Final Results
ITM Power PLC
31 July 2006
Embargoed until 0700hrs, 31 July 2006
ITM POWER PLC
('ITM' or 'the Company')
Full Year Results for the year ended 30 April 2006
Highlights:
•Successfully completed all milestones set out at the time of the IPO -
achieved earlier than expected
•Successfully tested its low cost membrane technology in excess of 3,500
hours of operation without evidence of degradation. ITM's membrane
technology has now reached 5,000 hours of operation without evidence of
degradation.
•Costs further reduced with the elimination of high cost platinum
catalysts
•Principal patents granted and IP portfolio increased
•New demonstration facility at Sheffield laboratories
•Raised £29.4m through placing of ordinary shares with institutional
investors in May 2006
•Loss for the year increased from £1.2m to £1.9m in line with budget
•Capital expenditure increased due to the additional test equipment and
expansion to our laboratories in Sheffield
•New development programme initiated to develop an electrolyser refuelling
system for use in bi-fuel hydrogen-petrol internal combustion engine powered
cars
•New objectives introduced in addition to milestones set out in January
2006
•Appointment of new non executive director and electrolyser business
development officer
Stephen Massey, Chairman commented: 'Over the past two years, we have built a
solid foundation as a platform to underpin the route to commercialisation. We
remain on track to achieve the first of our new technical milestones by October
2006 and we will continue to progress with development plans within our target
markets. We also hope to announce further results on our hydrogen technologies
and remain focused with increasing emphasis on the commercialisation of ITM's
technology. I am confident that ITM is in a strong position to achieve its
business objectives through strong science, people and finances.'
For further information please contact:
Gemma Chandler Simon Hudson/ Clemmie Carr
ITM Power Plc Tavistock Communications
Tel: 01799 532 860 Tel: 020 7920 3150
Mob: 07921 057712
or visit www.itm-power.com
Chairman's Statement
I am pleased to report the full year results for the year ended 30 April 2006.
On behalf of the Board, I would like to thank our existing shareholders for
their continued support and welcome the new shareholders resulting from the
placing in May 2006.
World Energy Review
Over the past year, concern about the ability of oil and other fossil fuels to
meet our increasing energy demands has doubled. In addition, evidence that
fossil fuels are perceived to be altering the global climate through greenhouse
gas emissions has also been widely recognised.

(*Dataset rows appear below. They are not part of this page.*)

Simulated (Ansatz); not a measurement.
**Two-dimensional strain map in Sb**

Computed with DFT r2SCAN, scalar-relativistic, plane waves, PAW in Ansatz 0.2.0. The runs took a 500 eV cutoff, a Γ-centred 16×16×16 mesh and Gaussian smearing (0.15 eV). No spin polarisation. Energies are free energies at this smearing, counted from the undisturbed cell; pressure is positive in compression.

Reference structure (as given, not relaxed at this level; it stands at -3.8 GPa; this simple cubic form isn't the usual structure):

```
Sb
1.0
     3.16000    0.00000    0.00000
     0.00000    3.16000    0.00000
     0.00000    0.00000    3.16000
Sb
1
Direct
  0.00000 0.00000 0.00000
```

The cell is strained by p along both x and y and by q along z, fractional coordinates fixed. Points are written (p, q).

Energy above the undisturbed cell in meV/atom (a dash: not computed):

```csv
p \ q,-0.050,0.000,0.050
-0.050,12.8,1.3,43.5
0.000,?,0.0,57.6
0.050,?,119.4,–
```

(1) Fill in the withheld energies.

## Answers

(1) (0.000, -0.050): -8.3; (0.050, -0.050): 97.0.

ITM believes that there is no primary energy shortage, but there is a technology
gap. The amount of energy mankind consumes in a day is roughly equivalent to 10
seconds of sunlight hitting the earth. In fact, renewable energy, which includes
wind, wave solar and hydro, is so abundant that it far exceeds our capabilities
to effectively use it. Historically, this enormous amount of renewable energy
has not been utilised because there has been no economic system for converting
it into a storable fuel. The solution lies in the development of a cost
effective sustainable energy system. To achieve this, issues of performance,
capital cost, running costs, efficiency and disposal costs all need to be
considered. Efficiency alone is not sufficient and we believe our technology
offers an overall cost effective and practical solution to these issues.
Financials
The operating loss for the year increased from £1.2m to £1.9m, in line with
budget. Capital expenditure increased due to the additional test equipment and
expansion of our laboratories in Sheffield. Additionally, we have strengthened
the scientific and technical team at our laboratories as well as strengthening
our management and corporate team at our head office in Cambridge.
At the year end, the Company held cash at the bank and on deposit of £5.4m.
Subsequent to the year end, the Company raised £29.4m through placing of
ordinary shares with institutional investors. The strengthened balance sheet
enables ITM to take the next steps on the road to commercialisation through
developing larger prototypes, conducting field trials, establishing agreements
with complementary third parties, while protecting the Company's intellectual
property.
ITM maintained tight control over cash expenditures during the year in review
and we will continue to monitor budgets carefully. Our costs will gradually
increase over the next year to support accelerated development and engineering
activity.
The Board is not recommending payment of a dividend in accordance with the
dividend policy stated at the time of the IPO.
Review
I am pleased to report that during the year in review, ITM Power has
successfully completed all the milestones set out at the time of the IPO; these
were achieved earlier than expected. The major focus of our work was to
determine the cost and durability of electrolysers prior to embarking on
commercial negotiations. This was in order to assess commercial viability and to
file patents on the additional IP necessary to protect our core technologies.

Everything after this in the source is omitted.